One of Boston's best wins his first Cy Young, the youngest DiMaggio joins MLB, and more from this date in Sox history
Events of Note: Roger Clemens had a tremendous 1986 season, leading the American League with a 2.48 ERA, tossing 254 innings, striking out 238 batters, and whiffing 3.6 times as many hitters as he walked. He also won 24 games and lost just four, and while part of that was thanks to the Red Sox offense, Clemens was plenty ridiculous enough to win with a lesser team behind him as well. Because of all of the above, Clemens became just the second-ever unanimous choice for the Cy Young award, with all 28 first-place votes going his way. Milwaukee's Teddy Higuera had a season that was essentially on equal footing with Clemens', but no one noticed, and Higuera had to settle for second place and just 30 percent of all possible points.
The voters can be forgiven, though. Clemens had a pretty good tiebreaker on his hands in the form of a the all-time single-game strikeout record, thanks to 20 punch outs against the Mariners back in April. First month of the season or no, things like that tend to stick in people's minds.
Transactions: Roll back the clocks a bit, and it's November 12, 1939. The Red Sox sign a DiMaggio on this day, Dom DiMaggio, the youngest of the three brothers. Dom had been playing for San Francisco in the Pacific Coast League, and the Red Sox purchased him for $40,000. Accounting for inflation, that's about $666,000 in today's money. Considering that the Dodgers just plunked down nearly $26 million just to talk contract with South Korea's Ryu Hyun-jin, DiMaggio came from another league pretty cheap.
Tony Armas was granted his free agency on this day in 1986. Armas had some pop, slugging over .500 in two of the four seasons he spent with the Red Sox, but he lacked even a semblance of plate patience. Armas hit .255/.288/.480 over 2,155 plate appearances with Boston; the power wasn't enough to make his line worth much in 1983 or 1986, but in the two seasons sandwiched between them, he did well enough, with OPS+ of 121 and 114.
Just two years ago, the Red Sox began The Andrew Miller Experiment, sending Dustin Richardson to the then-Florida Marlins in exchange for the left-hander. Miller had been acquired by the Marlins years earlier in the Miguel Cabrera trade, but they could never get him to be effective. It would take more than one season for the Red Sox to get much out of Miller, either, but even with that, his recent history beats that of Richardson. He was terrible with Boston in limited duty, and hasn't pitched in the majors since, in part thanks to testing positive for not one, not two, but five banned substances And he didn't have a doctor's note for any of them.

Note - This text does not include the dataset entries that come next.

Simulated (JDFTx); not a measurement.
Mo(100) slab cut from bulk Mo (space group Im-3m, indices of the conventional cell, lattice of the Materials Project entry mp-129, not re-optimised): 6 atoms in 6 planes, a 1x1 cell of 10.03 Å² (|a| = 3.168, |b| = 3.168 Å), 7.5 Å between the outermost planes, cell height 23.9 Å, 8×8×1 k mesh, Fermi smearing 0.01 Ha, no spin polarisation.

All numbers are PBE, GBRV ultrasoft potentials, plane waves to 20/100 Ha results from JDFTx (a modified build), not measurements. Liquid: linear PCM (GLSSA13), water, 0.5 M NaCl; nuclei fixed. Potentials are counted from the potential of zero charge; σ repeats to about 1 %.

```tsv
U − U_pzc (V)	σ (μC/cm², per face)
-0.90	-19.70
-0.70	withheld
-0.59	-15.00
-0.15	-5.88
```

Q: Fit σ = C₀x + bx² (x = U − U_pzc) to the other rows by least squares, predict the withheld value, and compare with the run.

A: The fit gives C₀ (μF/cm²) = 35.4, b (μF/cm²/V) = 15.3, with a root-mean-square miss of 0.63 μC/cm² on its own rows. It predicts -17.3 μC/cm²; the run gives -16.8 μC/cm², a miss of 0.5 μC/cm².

Birthdays: Carl Mays, an important cog of Red Sox teams nearly 100 years past, was born on this day in 1891. Mays pitched with the Red Sox from 1915 to 1919, throwing over 1,100 innings in that short stretch, in part thanks to performances that included a league-leading 30 complete-games in 1918. Mays would go on, like so many of his teammates, to play (and play well) for the New York Yankees in the 1920s.
One other former Sox player was born on this day. Emerson Dickman, who pitched for Boston from 1936 through 1941, was born a year before Mays joined the Red Sox, in 1914. Dickman had a short career, one in which he walked more batters than he struck out and posted a below-average ERA. He spent his entire career in the Boston system before things ended after a 1942 stint in Triple-A Louisville. Getting to the majors for any length of time is an accomplishment, though, and Dickman got to play alongside a few all-time greats like Ted Williams and Jimmie Foxx. Not too shabby, in that regard.